When I told my friends that my wife, three kids and 90-pound dog would all be living in a two-bedroom apartment with 110 college freshmen as neighbors, the most common responses were: “That just makes sense financially” to “You are absolutely effing crazy” to “Dude, you should start a blog.” Following the advice of the latter contingent, I am introducing the Kelly Family Q Blog.
Here’s our story: Early in August we left our native Omaha, Nebraska for the bonny shores of Lake Champlain knowing 11 people total in the Eastern Time Zone. The “we” in this story is me, my wife, Jamie, our three boys (Nicky age 4, Jack age 2, and Baby Sam age 6 months) and our golden retriever Gus. I had accepted a faculty position at Champlain last March, but relentless scouring of Craigslist for housing proved fruitless until my Dean called with an opportunity.
In exchange for housing, the college offered us the chance to be the “Faculty in Residence” at Champlain’s new Quarry Hill Residential Program for the 2010-11 academic year. Officially, I am supposed to do things like “provide an academic presence in the residence by serving as an intellectual mentor” and “facilitate connections for students with the broader Champlain community.” All of this sounded doable to us so we signed on.
In our minds though, we wondered what kind of academic presence we would really have. After all, my boys are prone to donning plastic football helmets and knocking the snot out of each other in the yard for all the neighbors to see. We watch the lusty vampires on True Blood on Sunday nights. I’m guessing these kinds of things never happened at Oxford when the faculty lived amongst the students.
To some degree, the questions I’m commonly asked are not the ones I’m concerned about.
“Are you worried about the parties?”
“Are you worried about your kids being exposed to things they shouldn’t be?”

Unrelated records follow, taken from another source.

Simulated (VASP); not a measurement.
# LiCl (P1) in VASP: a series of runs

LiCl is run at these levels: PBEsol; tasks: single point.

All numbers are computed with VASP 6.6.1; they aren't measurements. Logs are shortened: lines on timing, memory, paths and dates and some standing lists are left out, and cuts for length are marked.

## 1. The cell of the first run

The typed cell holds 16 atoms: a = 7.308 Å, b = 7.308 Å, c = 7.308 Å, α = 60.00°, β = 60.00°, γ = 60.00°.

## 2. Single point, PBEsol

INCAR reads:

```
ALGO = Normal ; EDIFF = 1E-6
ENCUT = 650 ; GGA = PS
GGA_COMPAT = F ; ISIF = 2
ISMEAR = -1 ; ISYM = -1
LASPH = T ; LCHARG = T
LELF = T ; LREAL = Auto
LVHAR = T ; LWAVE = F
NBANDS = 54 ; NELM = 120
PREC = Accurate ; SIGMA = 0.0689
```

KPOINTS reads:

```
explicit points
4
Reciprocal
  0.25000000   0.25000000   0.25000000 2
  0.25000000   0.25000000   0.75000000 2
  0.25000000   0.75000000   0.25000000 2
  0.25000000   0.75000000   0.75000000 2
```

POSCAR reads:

“Don’t you guys need your privacy?”
To be sure, I don’t want to hear a rave going on next door at 3am on a Tuesday and don’t want my kids exposed to pot before they’re exposed to kindergarten, but the questions I am thinking about seem bigger than that.
I’m planning on using this blog to think about what living around students says about teaching and learning. I’m thinking about what happens to “authority” when students see how the same presence I project in the classroom fails miserably when I’m disciplining my two-year old. I’m thinking about how if someone would have told my wife she’d be living with me and three kids in more or less a college dorm at 30 years old would she have even entertained the thought of marrying me. Those are the things I’m thinking about and will process through this blog.